Macedonian: Make + adjective

Discussion in 'Other Slavic Languages' started by cr00mz, May 15, 2014.

  1. cr00mz Senior Member


    Is it possible in Macedonian to use the verb make (pravi) + an adjective, similar to English. For example

    He made me mad - Toj me napravi lut. I have heard, "me naluti" which I believe has the same sort of meaning, only expressed in a different way.

    Thanks in advance
  2. 123xyz

    123xyz Senior Member

    Skopje, Macedonia
    A construction with "прави" and an adjective is indeed possible in the sense that you speak of, only that it's much more restricted in usage than in English. Whereas in English you can use "make" with almost any adjective (though "make something good", for example, doesn't quite work), in Macedonian there are many verbs which already have the causation incorporated into their meaning, as in the case of "налути", as you have pointed out. A rule of thumb is that if such a verb exists, the construction with "прави" is invalid, and hence, your sentence "ме направи лут" is wrong (whereas "ме налути" is the correct option).

    The same thing goes for constructions with "become" (or "get", as is often the case) - there are many verbs which have the change of state incorporated in their meaning so they can't be expressed with the verb "стане" or something to that effect. Hence, "he got mad" wouldn't be "станав лут" but "се налутив", using the reflexive verb "се налути".

    Bearing this in mind, "make sad" would be "натажи" or "разжалости", "make big" would be "зголеми", "make true" would be "оствари" and so on.

    However, I can think of cases where a verb where the causation is incorporated in the meaning exists whereas the periphrastic construction with "прави" is still valid. For example, "make happy" can be rendered as both "усреќи" and "направи среќен". Moreover, the "прави" construction seems to work particularly well with comparative adjectives. Be that as it may, if you use the available verb, it will always be valid (well, as far as I can think of right now) whereas you'd have to verify individually for the construction with "прави" (it may be that there are some more reliable rules, but I am not aware of them).

    If you insist on the construction with "прави", you can make it work somewhat better in certain cases if you use it with the verb "сум" and the adjective as a subject complement. For example, if you say "направи да бидат мирни" would be acceptable whereas "ги направи мирни" wouldn't really. Of course, "ги смири" would be the best option (with a separate verb). By the way, this construction with "сум" makes the causation appear somewhat more deliberate and possibly more indirect. It sounds somewhat like "he arranged (everything in such a way) for them to be calm", though this English translation appears contrived (at least without some appropriate context) whereas the Macedonian one doesn't.
  3. cr00mz Senior Member

    Thanks for your nice and long explanation.

    My English is not the best but i think that "make big", would be "enlarge" in English (unless there is a difference between large and big, that I am not aware of). I am not sure but the "make big" sounds kind of odd.

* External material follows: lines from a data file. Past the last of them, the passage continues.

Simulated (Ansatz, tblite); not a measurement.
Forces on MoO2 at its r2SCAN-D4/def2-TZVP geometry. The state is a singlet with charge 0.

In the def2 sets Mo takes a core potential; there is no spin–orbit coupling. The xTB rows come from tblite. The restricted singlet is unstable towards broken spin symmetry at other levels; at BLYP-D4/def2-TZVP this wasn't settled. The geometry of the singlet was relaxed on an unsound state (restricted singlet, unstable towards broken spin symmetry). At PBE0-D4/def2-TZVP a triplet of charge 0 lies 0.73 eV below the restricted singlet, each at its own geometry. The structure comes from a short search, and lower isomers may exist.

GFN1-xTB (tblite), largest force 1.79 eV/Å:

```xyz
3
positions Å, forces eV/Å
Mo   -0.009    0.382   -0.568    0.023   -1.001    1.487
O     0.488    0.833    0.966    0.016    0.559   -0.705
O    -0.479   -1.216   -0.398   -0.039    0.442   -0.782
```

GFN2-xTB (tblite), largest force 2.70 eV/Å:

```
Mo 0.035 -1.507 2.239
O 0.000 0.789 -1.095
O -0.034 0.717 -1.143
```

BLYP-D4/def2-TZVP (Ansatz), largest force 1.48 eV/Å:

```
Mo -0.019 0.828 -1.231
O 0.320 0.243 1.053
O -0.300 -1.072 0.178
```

    Would "dont make people angry" be translated as "ne naluti lugje"?
  4. 123xyz

    123xyz Senior Member

    Skopje, Macedonia
    You're welcome. About the phrase "make big", it sounds weird to me as well, and I would also use "enlarge" or "increase" (or other similar words, depending on the context). I suppose I should have used another example. Regardless, you get the point.

    As for your other question, "не налути луѓе" isn't correct, at least not in the sense you wish to use it. It actually means "s/he didn't make people angry". The thing is that you can't have perfective forms in the negative imperative - they have to be imperfective regardless of the actual meanings. For example, "дојди" means "come" (in an imperative sense), but "не дојди" is ungrammatical and the correct version would be "не доаѓај" (literally, don't be coming). Hence, your sentence would be translated as "не лути луѓе" or "не налутувај луѓе" (the two are more or less equivalent, but the latter is somewhat less natural - it also implies repeatedly angering people on multiple occasions rather than within a single process).
    If you want to use a perfective form, you need to use the alternative negative imperative structure with "немој". Thus, you could say "немој да налутиш луѓе" or "немој да ги налутиш луѓето". Likewise, you could still use the imperfective and say "немој да лутиш луѓе" or "немој да ги лутиш луѓето". The former two imply that the people have gotten fully angry and lost their patience, whereas the latter imply that they are gradually being irritated more and more, without any suggestion that they actual get fed up in the end.
    By the way, you could use "разлути" instead of "налути" as well - it implies somewhat stronger anger, though.
  5. cr00mz Senior Member

    Sorry for the late reply, and once again thank you. I never knew that about the imperative, I have been using it like that all the time. I suppose I was thinking in English, and translated it to Macedonian. I think that the people with whom I speak, understand what I mean to say, but a little weird they have never corrected me.